Collective Redress & Class Actions 2023 Comparisons

Last Updated November 07, 2023

Contributed By HAP

Law and Practice

Authors



HAP unites like-minded professionals notable in the legal, economic and civil life of Armenia. The firm provides practical solutions to its clients to help them achieve their goals. Under managing partner Hayk Hovhannisyan’s leadership, HAP is noted for its work in commercial litigation and international arbitration. The firm has a notable record of corporate and compliance work.

The inception of the class action mechanism within Armenia’s legal system occurred in 2018, coinciding with the adoption of the new Civil Procedure Code. Prior to this pivotal development, the preceding legal code, enacted in 1998, did not encompass the class action institution. Instead, it operated under a distinct framework known as co-accused. Pursuant to Article 30 of the 1998 Judicial Code, multiple plaintiffs, referred to as co-plaintiffs, were permitted to collectively initiate legal proceedings in civil cases. Each co-plaintiff possessed the discretion to either independently partake in the legal process or designate one among them to represent their interests, as delineated in Article 30.

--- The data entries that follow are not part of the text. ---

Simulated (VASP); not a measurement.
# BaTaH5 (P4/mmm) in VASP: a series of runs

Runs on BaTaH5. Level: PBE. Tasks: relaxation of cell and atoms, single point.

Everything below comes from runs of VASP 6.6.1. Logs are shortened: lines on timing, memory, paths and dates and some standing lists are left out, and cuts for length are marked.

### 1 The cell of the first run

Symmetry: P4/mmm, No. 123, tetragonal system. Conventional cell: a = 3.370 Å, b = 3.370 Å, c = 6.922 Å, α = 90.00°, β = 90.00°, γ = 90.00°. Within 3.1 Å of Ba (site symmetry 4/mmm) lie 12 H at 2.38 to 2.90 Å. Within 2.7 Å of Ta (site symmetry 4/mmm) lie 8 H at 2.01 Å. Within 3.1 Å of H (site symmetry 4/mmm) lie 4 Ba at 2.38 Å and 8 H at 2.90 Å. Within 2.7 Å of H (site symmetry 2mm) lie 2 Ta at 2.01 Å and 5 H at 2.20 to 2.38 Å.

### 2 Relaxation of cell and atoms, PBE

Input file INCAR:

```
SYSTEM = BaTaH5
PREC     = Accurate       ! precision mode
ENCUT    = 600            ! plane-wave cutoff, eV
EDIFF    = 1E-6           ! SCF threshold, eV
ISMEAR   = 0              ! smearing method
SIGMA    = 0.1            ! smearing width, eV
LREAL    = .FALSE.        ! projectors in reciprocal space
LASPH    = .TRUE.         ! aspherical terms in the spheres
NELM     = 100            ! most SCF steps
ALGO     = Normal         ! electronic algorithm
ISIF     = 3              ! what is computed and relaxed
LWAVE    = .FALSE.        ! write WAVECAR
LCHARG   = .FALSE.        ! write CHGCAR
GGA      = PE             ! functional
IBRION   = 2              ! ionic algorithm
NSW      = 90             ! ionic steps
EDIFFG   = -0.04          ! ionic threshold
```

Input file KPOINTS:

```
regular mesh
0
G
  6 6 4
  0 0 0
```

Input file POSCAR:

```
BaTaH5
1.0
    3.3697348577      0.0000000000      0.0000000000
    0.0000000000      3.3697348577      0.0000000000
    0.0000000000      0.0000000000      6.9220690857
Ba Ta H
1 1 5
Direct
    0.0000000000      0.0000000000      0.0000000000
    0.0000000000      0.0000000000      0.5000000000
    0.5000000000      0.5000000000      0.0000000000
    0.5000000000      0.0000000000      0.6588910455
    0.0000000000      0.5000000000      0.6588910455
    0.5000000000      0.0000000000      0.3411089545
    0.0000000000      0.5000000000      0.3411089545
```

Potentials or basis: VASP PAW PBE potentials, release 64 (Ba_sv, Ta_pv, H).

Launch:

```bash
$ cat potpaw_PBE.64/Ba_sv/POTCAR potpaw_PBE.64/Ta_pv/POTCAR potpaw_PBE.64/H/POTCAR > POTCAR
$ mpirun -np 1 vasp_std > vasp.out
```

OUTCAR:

The co-accused system was marked by inherent inefficiencies that hampered the effective investigation of cases. These issues encompassed the presence of autonomous positions among the array of participants, the potential incongruity between the grounds for the claim and its subject matter, the absence of limitations on co-plaintiffs regarding the factual circumstances presented during the trial, and disputes arising from divergent factual narratives. Consequently, the demands of each co-plaintiff imposed a substantial burden on the court, necessitating an autonomous examination, the determination of objections, the ascertainment of proper plaintiff status, and the overall complication of the case assessment process.

In a group lawsuit, the participation of a designated representative obviates the requirement for individual involvement by the plaintiffs. The position articulated by the representative is regarded as the collective stance of all the claimants, and any legal actions taken against the representative are considered as actions directed at the entire body of claimants.

It is imperative to acknowledge that this class action mechanism represents a relatively recent innovation in the Armenian legal framework, and its applicability is confined to civil procedure law. Notably, in 2012, a proposal to amend the legal code with regard to the introduction of the collective/group lawsuit institution was submitted for deliberation to the National Assembly of Armenia, but it was not ratified at that time.

Armenia’s class action regime is not directly based on the class action system in the United States. However, there are both similarities and differences between the two systems.

Key similarities include the following features:

  • Group litigation – both Armenia and the United States allow for group litigation, where multiple individuals with common legal interests or grievances can collectively initiate a lawsuit.
  • Efficiency and access to justice – the primary goal in both systems is to enhance the efficiency of legal proceedings and provide a mechanism for individuals who may lack the resources to pursue individual claims to seek redress for their grievances.

Key differences between the US and Armenian systems include the following:

  • Legal framework – Armenia’s class action regime operates under its specific legal framework, while the United States has its own set of federal and state rules governing class actions; legal provisions, including certification criteria, notice requirements, and class action procedures, can differ substantially.
  • Procedural rules – differences may exist in the procedural rules, such as the process for opt-in or opt-out class actions, notice requirements, settlement approval, and attorneys’ fees, between the Armenian and US class action systems.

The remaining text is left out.